It didn’t take long for Brandon University Bobcat alumnus Luke Reynolds to prove himself as a head coach in the professional volleyball ranks.
In his first season out of university, the native of Melbourne, Australia, helped turn around the Svedala team in the Swedish women’s league. Reynolds took a team that went 6-12 the previous season and helped them post a 16-2 mark and advance to the league final, in which it was swept by Hylte/Halmstad in the best-of-five match series. Despite the second-place finish, it was an incredible turnaround for Svedala and one that Reynolds took a lot of pride in, although he rarely said so while in Sweden.

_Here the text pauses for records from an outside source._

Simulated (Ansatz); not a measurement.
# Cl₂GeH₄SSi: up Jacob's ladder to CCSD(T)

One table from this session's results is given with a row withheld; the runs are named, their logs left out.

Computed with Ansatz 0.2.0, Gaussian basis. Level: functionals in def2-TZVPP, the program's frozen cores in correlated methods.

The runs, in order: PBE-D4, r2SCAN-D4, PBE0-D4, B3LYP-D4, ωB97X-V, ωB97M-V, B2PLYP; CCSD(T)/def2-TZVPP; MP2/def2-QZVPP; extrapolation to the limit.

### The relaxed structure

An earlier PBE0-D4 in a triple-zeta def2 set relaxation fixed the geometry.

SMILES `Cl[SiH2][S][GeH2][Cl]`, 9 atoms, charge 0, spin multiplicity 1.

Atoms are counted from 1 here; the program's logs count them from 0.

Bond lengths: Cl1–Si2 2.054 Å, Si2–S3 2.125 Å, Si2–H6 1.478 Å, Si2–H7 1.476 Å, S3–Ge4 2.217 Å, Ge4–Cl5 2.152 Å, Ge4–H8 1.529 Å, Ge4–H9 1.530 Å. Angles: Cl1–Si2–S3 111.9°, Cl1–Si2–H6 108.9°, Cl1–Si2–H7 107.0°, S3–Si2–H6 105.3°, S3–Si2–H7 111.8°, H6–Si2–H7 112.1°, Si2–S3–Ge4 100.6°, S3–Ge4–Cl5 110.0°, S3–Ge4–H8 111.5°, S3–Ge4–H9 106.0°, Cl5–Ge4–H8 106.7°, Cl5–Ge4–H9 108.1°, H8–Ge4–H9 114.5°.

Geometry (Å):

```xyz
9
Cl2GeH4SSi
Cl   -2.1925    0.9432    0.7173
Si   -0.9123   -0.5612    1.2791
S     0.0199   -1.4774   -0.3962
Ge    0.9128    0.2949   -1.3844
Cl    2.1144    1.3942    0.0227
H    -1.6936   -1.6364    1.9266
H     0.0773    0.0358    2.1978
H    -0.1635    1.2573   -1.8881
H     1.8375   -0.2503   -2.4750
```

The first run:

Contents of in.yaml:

"We got a lot of media coverage over there when it came to newspapers and TV and all that stuff and I can tell you I was never gloating about it at all, but inside I was super proud of the turnaround we had," he said via Skype from Australia, where he’s visiting his family. "I’d always say it’s always about the girls, and it is, they’re the ones playing, but the way they were trained last year was kind of like show up to the gym and just play. There was no coaching really and there wasn’t really directive and no one was held accountable. It was a big change to the program and why they wanted to have me back.
"Inside I was pretty proud of how we were doing. I’m the guy who is never satisfied and always wanting more, and that’s how I will always be. I was never like we can hang our hat on that, we’re done. I’m pretty proud for sure."
It wasn’t just in the league where Svedala found success. The team also finished second in the league cup tournament, losing to Hylte/Halmstad in the final. However, they did qualify for the Grand Prix — the top four teams at the midpoint of the season are selected for the single elimination event — for the first time ever and Svedala went on to win the title.
The 28-year-old Reynolds, who was 15 years younger than the next youngest coach in the Swedish women’s Elitserien, credits the athletes buying into the culture change that he brought to the team this season for its turnaround. However, there were some challenges that came with the job.
While people raised in Scandinavian countries know English as a second language, it took a while for the players to understand him through his accent and he still doesn’t understand Swedish. However, it was the way in which he handled players that had to change the most.
Reynolds, who served as Grant Wilson’s assistant coach with the Bobcats men’s volleyball team in 2012-13, quickly came to realize there’s a big difference coaching women and men.
"I had every girl cry on me in the season. That was interesting because I don’t think I’ve had a guy cry on me in a practice session or a game," he said. "I still did a lot of the same stuff, but you have to change your way or your approach for feedback and talking to people. With a guy, you can yell at them a bit more in a negative tone and I did that with a couple of the girls at times. They’re pretty quick to get bitchy and they reacted more to positive feedback. That was probably my biggest thing."
While his first season was a success, Reynolds gives a lot of credit for it to his time in Brandon. He moved to the Wheat City and joined the Bobcats men’s volleyball team as a player in 2007. He spent a lot of time with former head coach Russ Paddock and Wilson during his time here to learn about coaching and admits if he hadn’t come to Brandon, he wouldn’t be coaching volleyball now.
Even though he’s on his own, Reynolds doesn’t want to stop learning and he’ll get another chance next winter as well as he accepted a one-year contract extension with Svedala.
He did, however, contemplate whether to take it as Reynolds was thinking of trying to find a men’s team to coach. But after discussions with some friends in the business, including Paddock, he decided to return to Sweden with the goal of completing unfinished business and winning the league championship.
Although he’s not sure how long he’ll stay in Sweden, Reynolds loved his first season on the bench and is planning a long career as a volleyball coach, no matter how hard it is to keep or find a job.
"I can’t see myself doing anything else," he said. "I have a double degree in teaching and I certainly don’t want to teach. (Coaching is) certainly a tough job to do because my job is up for grabs every year, it’s a year-to-year contract, and if I want to try to move, there’s no job advertised. It’s not like I can pick up a paper and go ‘Look, there’s a coaching position.’ You have to shake bushes and contact people and really advertise yourself.
"If it is going to be a long-term thing, it’s going to be a tough road, but obviously the best things in life aren’t just given to you. You have to work hard for them."